From a mustard seed . . .

Forty-year-old thrift shop network has generated $167 million for MCC

By Gladys Terichow | Mennonite Central Committee
Altona, Man.

Forty years ago, four women in the southern Manitoba community of Altona opened a thrift shop to raise funds for Mennonite Central Committee (MCC). It was the beginning of a network that has grown to 56 shops across Canada and 57 in the U.S. that have generated $167 million for the work of MCC.

“This is unbelievable,” exclaims Linie Friesen, 90, one of the founders of the Altona shop, which opened on March 17, 1972. “Our mustard seed has turned into a big tree and it is still growing,”

Friesen, who was a regular volunteer at the shop until a year ago, says the seemingly insignificant beginnings of MCC thrift shops and their steady growth remind her of how the blessings of God can turn small contributions into miraculous growth. “I think it has grown beyond our wildest dreams and hopes,” she says. “The Lord has blessed our efforts. It is just a remarkable thing.”

Reflecting on the early years, Friesen recalls her friend Selma Loewen, who had attended the MCC Manitoba annual meeting in February 1972. There, Loewen heard John Hostetler, then director of MCC’s material resources program, report that the ministry was reducing shipments of used clothing for overseas distribution.

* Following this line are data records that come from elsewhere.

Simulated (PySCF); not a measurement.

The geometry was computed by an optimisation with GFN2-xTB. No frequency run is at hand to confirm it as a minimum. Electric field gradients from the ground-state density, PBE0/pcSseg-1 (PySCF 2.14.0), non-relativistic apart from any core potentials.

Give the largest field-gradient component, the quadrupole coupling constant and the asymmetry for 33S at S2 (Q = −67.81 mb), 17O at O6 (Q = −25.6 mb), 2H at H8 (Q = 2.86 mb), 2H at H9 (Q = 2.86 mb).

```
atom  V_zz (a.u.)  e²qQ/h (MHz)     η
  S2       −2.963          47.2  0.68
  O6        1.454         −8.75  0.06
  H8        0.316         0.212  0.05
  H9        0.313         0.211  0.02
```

Hostetler was also the one who made the now legendary statement: “What we need is a machine that will turn clothing into cash.”

Within a few days of the 1972 meeting, Loewen had invited Friesen and two other friends, Sara Stoesz and Susan Giesbrecht, to her home, where they discussed the idea of selling used goods locally and donating the proceeds to MCC. Friesen said that women’s groups contributed $125 to cover the first month’s rent of the shop, known back then as the Altona Community Self Help Centre. A month later, a thrift shop opened in Steinbach and later that year two shops opened in Winnipeg. These four shops contributed $6,300 to MCC in 1972.

Their remarkable success inspired people from Mennonite churches in other Manitoba communities to open thrift shops, and in 1974 thrift shops opened in Saskatchewan, Ontario and Ohio. In the early years, most shops were started and administered by women, but it didn’t take too long before men became involved in the shops, Friesen recalls.

Thrift shops not only generate funds for MCC; they are also an integral part of local communities, says Stoesz, 81, who still spends two hours almost every day sorting and pricing items. The many benefits of the shops include the availability of affordable goods, reusing and recycling items that would otherwise be thrown away, and meaningful opportunities for people to get to know each other and contribute to worthwhile causes.

“I have made a lot of friends here I didn’t know before,” says Stoesz. “It is very enriching to volunteer at an MCC thrift shop. It is fulfilling because it is helping others—at home and overseas.”

People donating items to MCC thrift shops, buying items or volunteering may feel their contributions are inconsequential. But Friesen emphasizes that the success of MCC shops demonstrates that collectively these efforts make a difference in local communities and around the world. Last year, the shops in Canada alone contributed $7.2 million to MCC.